• U.S.

Couples Becomes A Master

2 minute read
TIME

WHEN FRED COUPLES STROLLS DOWN THE FAIRWAY, he often twirls his golf club as if it were a walking stick. To all appearances, he’s out for a languorous constitutional in the park. Last week he strolled the elegant greenness of Augusta National, the citadel of American golf, and won the Masters tournament, his first victory in a major tournament after 12 years as a professional. In so doing, Couples, 32, became the sport’s most dominant player.

The very casualness of Couples’ approach to a game that can turn a player’s forearms to cement and his knees to jelly is both the reason for his success and the source of his huge popularity among golf devotees. He smiles as he wins, just as he smiled when he was losing. And lately he’s been winning a lot, pocketing more than $1 million already this year, with three tournament titles in the bag, and playing 28 rounds out of 40 in the subpar 60s — an unbelievable streak of excellence.
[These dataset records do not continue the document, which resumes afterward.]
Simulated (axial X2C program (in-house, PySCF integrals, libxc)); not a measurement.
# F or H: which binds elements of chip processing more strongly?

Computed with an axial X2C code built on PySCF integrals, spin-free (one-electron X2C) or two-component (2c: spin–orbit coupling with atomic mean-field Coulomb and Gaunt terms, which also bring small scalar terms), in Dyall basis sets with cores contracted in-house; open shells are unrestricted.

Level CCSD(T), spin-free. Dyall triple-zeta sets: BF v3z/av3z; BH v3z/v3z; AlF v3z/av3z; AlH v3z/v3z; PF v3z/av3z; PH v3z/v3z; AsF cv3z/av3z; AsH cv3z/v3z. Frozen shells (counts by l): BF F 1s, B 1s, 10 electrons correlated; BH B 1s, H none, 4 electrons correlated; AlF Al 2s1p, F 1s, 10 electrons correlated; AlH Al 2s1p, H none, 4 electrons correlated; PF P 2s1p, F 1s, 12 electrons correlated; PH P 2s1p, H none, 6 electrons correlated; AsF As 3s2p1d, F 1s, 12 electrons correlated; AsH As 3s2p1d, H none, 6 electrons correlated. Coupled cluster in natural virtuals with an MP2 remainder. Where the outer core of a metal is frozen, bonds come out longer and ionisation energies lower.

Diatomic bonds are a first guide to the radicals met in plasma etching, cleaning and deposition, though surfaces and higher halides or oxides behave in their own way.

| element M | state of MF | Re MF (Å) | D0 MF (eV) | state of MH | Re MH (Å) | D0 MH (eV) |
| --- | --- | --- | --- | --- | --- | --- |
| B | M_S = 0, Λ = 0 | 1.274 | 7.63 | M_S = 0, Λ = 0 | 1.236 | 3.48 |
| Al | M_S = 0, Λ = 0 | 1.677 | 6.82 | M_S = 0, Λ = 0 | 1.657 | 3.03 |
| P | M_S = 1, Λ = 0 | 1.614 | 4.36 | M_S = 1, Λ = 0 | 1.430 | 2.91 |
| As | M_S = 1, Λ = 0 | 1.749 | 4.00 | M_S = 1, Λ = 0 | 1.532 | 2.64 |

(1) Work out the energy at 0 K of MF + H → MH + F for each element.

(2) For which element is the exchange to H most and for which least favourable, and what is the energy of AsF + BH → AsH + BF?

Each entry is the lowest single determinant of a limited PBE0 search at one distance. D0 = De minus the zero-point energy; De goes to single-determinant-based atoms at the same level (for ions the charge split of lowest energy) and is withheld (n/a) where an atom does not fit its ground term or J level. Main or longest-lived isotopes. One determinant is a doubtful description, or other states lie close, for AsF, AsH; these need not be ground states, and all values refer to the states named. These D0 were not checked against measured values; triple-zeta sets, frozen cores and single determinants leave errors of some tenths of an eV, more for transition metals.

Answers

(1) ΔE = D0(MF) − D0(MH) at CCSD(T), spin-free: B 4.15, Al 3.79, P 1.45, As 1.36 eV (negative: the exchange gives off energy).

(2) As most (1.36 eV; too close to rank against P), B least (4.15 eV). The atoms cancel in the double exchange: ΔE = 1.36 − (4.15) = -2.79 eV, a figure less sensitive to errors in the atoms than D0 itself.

For years critics said he was too casual and lacked the competitive fire to go with a liquid swing that makes even other pros jealous. When he blew a 5- ft. putt to help the American team lose the Ryder Cup to Britain in 1989, he wept. His friend Raymond Floyd, 49, as intense on the course as Couples is relaxed, taught him some golf truths, prime among them that when a player has a lead, he needs to get a bigger lead. In winning the Masters, Couples beat — who else? — Raymond Floyd, by two strokes.